Everytime either one of the them said, “the children come first”, I said, “Then get your act together and be the parents that they need!”
My husband and I got married when we were 17, it was tough, we weren’t Catholic but I took my vows seriously. After the first 13 rocky years, which were extremely bad and extremely good, we finally lost the extreme and settled down to good and bad days.
People aren’t willing to work through the hard parts, they just want to give up.
I don’t know if this is true but I read on a blog once that when Kate had the sextuplets, her father’s church pitched in and made sure she had all the stuff she needed for the kids but it was all used and Kate threw a fit because she wanted all new stuff. While I thought that was immature and selfish and rude, I thought the reaction of her supposed pastor father beyond unkind, he basically disowned her and removed himself from the lives of the twins which he had helped to babysit and never got to know the 6.
I just thought that if that was true, it was very sad and really gives an insight into who Kate is, instead of fixing their relationship, it was just written off. I have 4 grandchildren and I have bent over backwards to maintain a relationship with their parents so that I get to be a part of their lives.

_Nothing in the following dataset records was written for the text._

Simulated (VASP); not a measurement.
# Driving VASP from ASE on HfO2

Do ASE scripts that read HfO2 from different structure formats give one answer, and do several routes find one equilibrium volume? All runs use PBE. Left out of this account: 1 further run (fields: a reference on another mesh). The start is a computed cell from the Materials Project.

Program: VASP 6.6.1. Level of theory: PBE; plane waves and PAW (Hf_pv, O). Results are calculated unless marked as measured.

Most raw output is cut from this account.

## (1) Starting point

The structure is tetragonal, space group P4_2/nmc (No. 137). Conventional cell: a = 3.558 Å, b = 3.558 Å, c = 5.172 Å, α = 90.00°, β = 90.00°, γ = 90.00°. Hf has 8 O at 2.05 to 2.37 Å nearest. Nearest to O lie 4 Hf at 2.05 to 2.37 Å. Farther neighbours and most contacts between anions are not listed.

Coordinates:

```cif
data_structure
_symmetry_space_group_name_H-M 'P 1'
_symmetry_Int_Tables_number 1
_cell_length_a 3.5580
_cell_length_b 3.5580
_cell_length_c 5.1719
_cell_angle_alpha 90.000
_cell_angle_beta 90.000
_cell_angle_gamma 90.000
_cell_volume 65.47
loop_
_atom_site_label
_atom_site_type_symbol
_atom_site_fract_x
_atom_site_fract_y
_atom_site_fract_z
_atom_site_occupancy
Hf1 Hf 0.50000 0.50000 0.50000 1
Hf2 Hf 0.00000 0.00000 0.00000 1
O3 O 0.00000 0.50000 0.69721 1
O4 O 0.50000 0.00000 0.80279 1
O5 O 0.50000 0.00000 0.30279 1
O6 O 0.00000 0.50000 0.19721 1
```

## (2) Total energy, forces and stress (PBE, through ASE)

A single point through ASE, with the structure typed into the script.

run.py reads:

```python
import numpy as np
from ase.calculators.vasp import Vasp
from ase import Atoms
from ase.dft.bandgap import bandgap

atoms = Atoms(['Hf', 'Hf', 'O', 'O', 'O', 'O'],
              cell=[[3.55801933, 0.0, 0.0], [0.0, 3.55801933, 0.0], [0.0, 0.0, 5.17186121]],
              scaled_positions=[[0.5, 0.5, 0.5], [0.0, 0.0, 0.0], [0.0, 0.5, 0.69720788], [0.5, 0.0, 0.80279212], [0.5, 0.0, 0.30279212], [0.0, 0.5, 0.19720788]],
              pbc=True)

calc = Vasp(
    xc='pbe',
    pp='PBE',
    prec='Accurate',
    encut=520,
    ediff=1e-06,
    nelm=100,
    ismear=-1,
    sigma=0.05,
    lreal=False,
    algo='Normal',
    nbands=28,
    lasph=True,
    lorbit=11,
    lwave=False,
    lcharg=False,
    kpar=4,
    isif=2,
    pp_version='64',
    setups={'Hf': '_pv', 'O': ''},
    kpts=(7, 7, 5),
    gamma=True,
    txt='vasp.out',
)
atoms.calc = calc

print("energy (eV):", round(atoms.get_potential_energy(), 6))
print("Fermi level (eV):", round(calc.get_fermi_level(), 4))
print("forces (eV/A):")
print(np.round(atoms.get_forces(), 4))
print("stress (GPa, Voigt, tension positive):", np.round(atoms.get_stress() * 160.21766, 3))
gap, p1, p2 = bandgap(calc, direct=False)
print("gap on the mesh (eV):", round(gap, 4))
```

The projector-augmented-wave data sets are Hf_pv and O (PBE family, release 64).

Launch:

Everyone just wants their own way and no one is willing to give an inch to truly do what is good for the children.
Amen, tiki.
I had read this, too. And it doesn't help that since the show started airing, Kate has often admitted she is a control freak. Her need to control is alienating everyone around her (I'm not excusing Pastor/dad's disowning, I agree with you, clearly a negative influence on her). It doesn't help that it was decided that Jon quit his job (so she could tour and they could keep filming) further increasing her control and alienation and emasculating him. It's also no secret that he didn't want to continue with the show after the first 2 or so years, after they got out of those early baby years and became more financially stable.
It's sad to see them unravel on TV, presumably for our 'entertainment' while the show shamelessly just keeps pushing them at us, knowing it's tearing them apart.
It's the "me society." When we moved into our new neighborhood about 12 years ago, we looked down the street at the happy couples, and said to each other, "ten years from now, a third of these couples will be divorced." And here we are. It's very sad and unnecessary. No one seems to be putting the children first.